Filed 6/1/17
APPELLATE DIVISION
SUPERIOR COURT OF CALIFORNIA
COUNTY OF ORANGE
THE PEOPLE, CASE NO. 30-2016-00843760
Plaintiff and Respondent, (Super. Ct. No. IRM477178)
v. OPINION
TAMARA SUE FARLEIGH,
Defendant and Appellant.
Appeal from a judgment of the Superior Court of Orange County, Harbor Justice
Center, Joy Markman, Judge. Affirmed.
* * *
Defendant/Appellant Tamara Sue Farleigh appeals her conviction of violating
Vehicle Code section 22350, the Basic Speed Law.1
FACTUAL AND PROCEDURAL HISTORY
On September 9, 2015, at approximately 4:35 p.m., Officer Cody Bates noticed
defendant was smoking and holding the cigarette out of the left window while driving.

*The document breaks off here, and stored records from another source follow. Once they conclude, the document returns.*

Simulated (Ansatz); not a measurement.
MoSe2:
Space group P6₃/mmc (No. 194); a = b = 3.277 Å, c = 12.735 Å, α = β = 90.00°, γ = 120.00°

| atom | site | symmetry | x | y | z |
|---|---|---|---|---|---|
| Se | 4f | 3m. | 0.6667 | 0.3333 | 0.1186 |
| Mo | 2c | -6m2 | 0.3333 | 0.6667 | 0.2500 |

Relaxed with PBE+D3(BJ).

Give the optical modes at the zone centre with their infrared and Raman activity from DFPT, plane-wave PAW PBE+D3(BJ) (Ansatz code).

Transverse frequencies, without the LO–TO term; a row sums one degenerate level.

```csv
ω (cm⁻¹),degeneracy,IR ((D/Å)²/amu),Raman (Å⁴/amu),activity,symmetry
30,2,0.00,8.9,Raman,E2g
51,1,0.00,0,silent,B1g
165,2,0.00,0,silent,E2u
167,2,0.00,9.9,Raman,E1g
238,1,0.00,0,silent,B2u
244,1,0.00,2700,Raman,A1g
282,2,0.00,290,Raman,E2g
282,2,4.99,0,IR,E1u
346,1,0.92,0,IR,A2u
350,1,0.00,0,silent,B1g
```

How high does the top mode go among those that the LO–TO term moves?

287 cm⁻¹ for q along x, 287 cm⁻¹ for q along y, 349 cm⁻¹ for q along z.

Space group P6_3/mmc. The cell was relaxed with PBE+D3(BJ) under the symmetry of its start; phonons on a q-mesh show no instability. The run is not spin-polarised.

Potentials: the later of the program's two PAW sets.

The officer also saw that she was holding a cellphone in her right hand and looking down
at the screen, which was activated. The defendant was traveling 45 miles per hour
approaching a busy intersection with numerous restaurants and shops and with no hands
on the steering wheel. The officer initiated a traffic stop. The defendant told the officer
that she was using her cellphone for GPS navigation.
1
All further statutory references will be to the Vehicle Code unless otherwise stated.
The officer testified that the weather was dry and clear, there was no water on the
roadway, traffic was heavy, and the posted speed limit was 50 miles per hour. Finally,
when asked whether the defendant‟s speed was “appropriate for roadway conditions,” the
officer responded “If you‟re speaking of the roadway itself and not the conduct of the
driver, 45 miles per hour would be appropriate for that roadway.” The officer cited the
defendant for violating the Basic Speed Law. On the citation, the officer marked “zero”
as the safe speed.
At trial, the court defined roadway as “everything going on, on that road, not
whether it‟s dry, not whether it‟s heavy or light traffic; everything going on at that time.”
The trial court went on to conclude that the way someone is driving can form the basis of
a violation of the Basic Speed Law, holding that “I cannot believe that it‟s reasonable
speed for prevailing conditions, i.e., conditions include not just the speed limit, but how a
person is driving. Driving without hands, per se – per se, to me is unreasonable and
unsafe, going 45 miles an hour without hands.” At the end of the hearing, the trial court
reiterated her conclusion that “prevailing conditions” are “a very general concept, and I
think it allows an officer to give a ticket based on all the conditions, including the way a
driver drives, the conditions on the road, other cars.”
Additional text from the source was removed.